Best video codec to store the own collection

codeccompressionvideo

I think this question has already been asked but with different flavours.

My problem resised in the fact that my camera (Canon G9) creates video with almost raw codec (I think it's plain old MPEG) so a 10 minutes video is almost 900mb.

I would like to convert them in a format that has a good trade-off between space and quality, but I would prefer having the quality as good as the original (of course this is not possible because of lossy compression) just saving as much space is possible with a minimal lose of quality.

Which codec should I look for? H264? It seems to be the champion of the moment.. otherwise which other ones could I try? XviD?

Which parameters should I use? I mean how many kbits/s is a fair good bitrate to keep high quality? And what about audio codec?

video specs are 640×480 at 30fps or 1024×768 at 15fps..

thanks in advance!

Best Answer

My gut says that your camera's using MJPEG with some kind of PCM audio. To say it's inefficient as a storage codec is being charitable. I'll bet it was relatively easy for Canon to implement in firmware though.
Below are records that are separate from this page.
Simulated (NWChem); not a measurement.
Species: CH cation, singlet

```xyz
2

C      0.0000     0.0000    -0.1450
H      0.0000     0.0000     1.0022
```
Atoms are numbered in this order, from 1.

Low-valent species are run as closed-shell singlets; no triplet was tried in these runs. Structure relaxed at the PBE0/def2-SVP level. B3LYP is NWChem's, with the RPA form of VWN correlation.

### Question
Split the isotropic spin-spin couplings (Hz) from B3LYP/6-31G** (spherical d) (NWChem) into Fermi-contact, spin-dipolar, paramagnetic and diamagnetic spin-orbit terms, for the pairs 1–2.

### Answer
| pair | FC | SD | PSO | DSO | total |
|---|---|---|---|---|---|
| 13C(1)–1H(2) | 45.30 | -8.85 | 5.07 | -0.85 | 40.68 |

As far as "something else" to compress to, MPEG-4 AVC (h.264) is the current king of popular codecs. For the moment. It's also hard to go wrong with MPEG-2, the codec used on DVDs. It requires a higher bitrate, but gives you files that you can very easily drop onto DVDs without further re-compression. MPEG-4 SP/ASP (XviD, DivX, etc.) fall in an odd space between the other two. Most software/devices that can play back XviD can also play back h.264 which has a higher quality at a given bitrate, but it lacks the future that h.264 does and the widespread availability and implementations of MPEG-2. There's also the new WebM format from Google, which is On2's VP8 codec with Vorbis audio in a Matroska (subset?) container.

For audio, it's best decided upon once you pick your container and codec. If you're creating a DVD-ready format, you'll want to stick with something like AC3, MPEG-1 Layer 2, or even PCM. If you aim at a more future ready Matroska file with h.264, you can use MP3 or AAC easily. WebM specifies Vorbis.

As far as parameters go, you'll have to tinker a bit until you hit on a balance that you like yourself. A good encoder frontend like Handbrake will probably give you acceptable results with default (or close to default) settings.